Data-Driven Parenting App Gives Personalized Tips for Every Kid

Kyle Vanhemert:

In 2012, P.J. Gunsagar and Dylan Arena founded Kidaptive and released their first iPad app, Leo’s Pad. It stars Leo, a young inventor with a treehouse laboratory, and combines segments of animated story with a variety of mini-games. It’s been downloaded over 800,000 times, with an App Store rating hovering near five stars. Kids love it.

But there is science hiding behind the fun: A tool, built on cutting-edge research in developmental psychology, that closely tracks the cognitive progress of its young users and adjusts the app’s difficulty accordingly. It’s a toy, but it’s one that gathers a tremendous amount of data on how it’s being used.

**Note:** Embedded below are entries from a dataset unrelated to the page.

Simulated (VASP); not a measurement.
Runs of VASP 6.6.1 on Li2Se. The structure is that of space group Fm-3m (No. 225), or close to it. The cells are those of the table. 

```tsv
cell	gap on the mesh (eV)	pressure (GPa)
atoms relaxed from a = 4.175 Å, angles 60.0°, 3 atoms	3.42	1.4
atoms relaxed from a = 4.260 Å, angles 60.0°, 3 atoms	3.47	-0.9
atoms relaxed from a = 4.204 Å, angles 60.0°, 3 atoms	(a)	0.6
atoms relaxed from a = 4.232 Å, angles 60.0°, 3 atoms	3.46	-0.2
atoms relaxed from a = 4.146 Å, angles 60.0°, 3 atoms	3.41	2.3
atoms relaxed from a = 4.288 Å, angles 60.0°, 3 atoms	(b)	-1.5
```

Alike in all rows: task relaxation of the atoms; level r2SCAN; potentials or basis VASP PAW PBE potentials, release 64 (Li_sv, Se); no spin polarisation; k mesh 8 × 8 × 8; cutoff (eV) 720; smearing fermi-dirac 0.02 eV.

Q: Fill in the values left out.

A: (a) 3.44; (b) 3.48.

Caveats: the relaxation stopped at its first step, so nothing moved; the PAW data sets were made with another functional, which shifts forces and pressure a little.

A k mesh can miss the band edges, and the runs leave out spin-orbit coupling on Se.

Now, Gunsagar and Arena want to put that data to use to help parents. Kidaptive’s new free app, Learner Mosaic, serves up ideas for backseat games and dinner table discussion topics that reinforce the skills being learned in the Leo’s Pad app. It takes the latest understanding of what kids ages five and younger should be learning, dices it into activities that are manageable for overworked parents, and surfaces those activities at just the right time in a kid’s development. The vision, as Gunsagar puts it, is to put a really smart preschool teacher in every parent’s pocket.